Software Architect · Module 12

Sync gives you a simple mental model. Async gives you resilience and decoupling — but demands new guarantees.

Queue · event · outbox · backpressure · retry

§ 01

Choosing sync or async is a choice between an immediate answer and durable processing over time.

A synchronous call fits a question

If the cashier asks the price of an item, the answer is needed now. If the store sends a report to accounting, that can take a queue.

A synchronous request is good when the user needs the result right now: check the password, show the price, confirm access. It's simpler for UX and for debugging, but it couples the availability of the caller and the callee.

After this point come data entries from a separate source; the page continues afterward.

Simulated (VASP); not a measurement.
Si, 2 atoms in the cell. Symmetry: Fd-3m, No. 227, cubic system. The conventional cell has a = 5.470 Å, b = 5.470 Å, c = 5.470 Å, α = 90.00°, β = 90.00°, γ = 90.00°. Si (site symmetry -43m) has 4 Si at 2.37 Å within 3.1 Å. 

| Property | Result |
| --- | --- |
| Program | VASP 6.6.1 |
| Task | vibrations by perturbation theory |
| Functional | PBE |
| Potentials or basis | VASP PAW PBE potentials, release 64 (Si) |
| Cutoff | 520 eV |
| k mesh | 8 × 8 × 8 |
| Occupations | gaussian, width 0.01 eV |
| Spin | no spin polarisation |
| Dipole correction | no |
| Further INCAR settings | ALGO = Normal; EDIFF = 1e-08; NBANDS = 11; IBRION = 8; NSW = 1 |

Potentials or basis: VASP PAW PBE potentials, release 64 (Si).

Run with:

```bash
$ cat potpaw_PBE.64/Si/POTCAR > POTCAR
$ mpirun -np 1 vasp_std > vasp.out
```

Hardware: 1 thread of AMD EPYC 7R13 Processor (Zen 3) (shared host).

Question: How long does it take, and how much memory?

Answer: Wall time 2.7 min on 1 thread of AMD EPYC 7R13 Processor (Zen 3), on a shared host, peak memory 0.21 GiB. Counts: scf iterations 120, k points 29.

Async fits work that can be done later: email, indexing, analytics, webhook delivery, report generation, enrichment. It lowers coupling but demands statuses, retries, a dead-letter queue, and observability.

An event is a fact, not a command

"The door is open" is a fact. "Open the door" is a command. You can mix them, but the system will start arguing about intent.

An event describes something that already happened: OrderPlaced, PaymentCaptured, UserRegistered. A command asks for something to happen: CapturePayment, SendEmail. In architecture, it pays not to mix these forms.

If an event is used as a hidden command, the consumer becomes dependent on the producer's internal intent. That breaks loose coupling.

§ 02

Async shouldn't be the place where errors quietly disappear.

Example: transactional outbox

The clerk records the letter in the log first, then sends it. If the mailroom goes down, the record isn't lost.

When an order is created, the service writes the order and the outbox event in one transaction. A separate worker reads the outbox and publishes the event to the broker. If the broker is temporarily unavailable, the event stays in the database and will be sent later.

The outbox closes a classic hole: the data was saved, but the event got lost between commit and publish.

Anti-example: the queue as a trash bin

An inbox isn't a process. If nobody works through it, the work is just hidden.

The team sends every heavy operation to a queue, but doesn't define a retry policy, idempotency, ordering, visibility timeout, DLQ, or alerts. In production, messages hang, duplicate, or take hours to process.

A queue doesn't make the system reliable on its own. It moves the complexity from the request path into background processing.

Self-check
  • Does the user need the result right now? - What happens if a message is delivered twice? - Where is the fact stored that this event must be published? - How does the system show backlog and failed jobs?